Compliance
telecom
telco
5G

Cybersecurity for telecom operators: NIS2 and CNMC in Spain 2026

Telecom cybersecurity: NIS2 for electronic communications operators, CNMC, RGT, 5G threats, SS7/Diameter, BGP hijacks and a compliance roadmap.

SecraJune 8, 202614 min read

The Spanish telecom sector sustains the connectivity on which the rest of the digital economy depends. Operators such as Movistar, Vodafone, Orange and MásMóvil control virtually all the fixed and mobile access infrastructure, while an increasingly broad ecosystem of mobile virtual network operators including Digi, Finetwork, Pepephone and Lowi competes in the retail market on top of the wholesale capacity of those incumbents. Alongside them coexist data centre operators, top level domain registries, DNS providers, fibre carriers and submarine cable operators. NIS2 treats this set as essential digital infrastructure and applies a reinforced regime of obligations to it.

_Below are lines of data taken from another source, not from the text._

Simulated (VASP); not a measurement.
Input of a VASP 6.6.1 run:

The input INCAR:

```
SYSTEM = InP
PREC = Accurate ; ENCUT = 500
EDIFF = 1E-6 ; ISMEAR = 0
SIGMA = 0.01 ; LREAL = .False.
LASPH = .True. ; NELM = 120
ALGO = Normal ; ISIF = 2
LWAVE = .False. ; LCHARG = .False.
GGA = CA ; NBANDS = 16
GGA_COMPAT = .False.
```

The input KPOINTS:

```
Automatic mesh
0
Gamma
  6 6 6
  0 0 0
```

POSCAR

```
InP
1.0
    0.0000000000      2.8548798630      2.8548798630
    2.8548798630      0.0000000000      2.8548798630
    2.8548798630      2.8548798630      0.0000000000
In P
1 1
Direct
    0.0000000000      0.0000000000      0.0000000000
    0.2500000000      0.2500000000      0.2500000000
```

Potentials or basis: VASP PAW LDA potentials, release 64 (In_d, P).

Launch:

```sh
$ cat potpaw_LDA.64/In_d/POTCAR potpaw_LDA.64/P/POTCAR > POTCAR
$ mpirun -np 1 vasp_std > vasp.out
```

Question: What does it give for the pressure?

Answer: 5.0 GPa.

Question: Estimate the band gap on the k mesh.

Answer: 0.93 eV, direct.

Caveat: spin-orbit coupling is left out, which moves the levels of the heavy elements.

This article describes how the telecom sector fits within the NIS2 framework, which Spanish rules overlap with the European directive, which threats specifically affect mobile and transport networks, what the priority technical controls are, and how to build a compliance programme defensible before the CNMC and the competent cybersecurity authority.

The essentials. Public electronic communications network operators are NIS2 essential entities, as are DNS providers, TLD registries, data centre operators and relevant cloud services. The framework is completed by the General Telecommunications Act, the General Telecommunications Regulation, CNMC supervision, ENISA guidance and the EU 5G Toolbox for supplier risk. Critical threats combine SS7 and Diameter signalling abuse, BGP hijacks, defective 5G slice isolation, lawful interception governance and supply chain scrutiny over vendors such as Huawei or ZTE. The compliance plan must articulate signalling firewalls, backbone DDoS protection, RPKI on BGP, zero trust across the infrastructure and a continuous supplier evaluation process.

The telecom operator as a NIS2 essential entity

NIS2 places telecommunications within the digital infrastructure block, a broad category grouping actors that share a common trait: when they fail, everything else fails too. The directive considers as an essential entity the provider of public electronic communications networks and the provider of publicly available electronic communications services. This covers both the backbone operator with its own network and the retail reseller offering a service identifiable to the end user.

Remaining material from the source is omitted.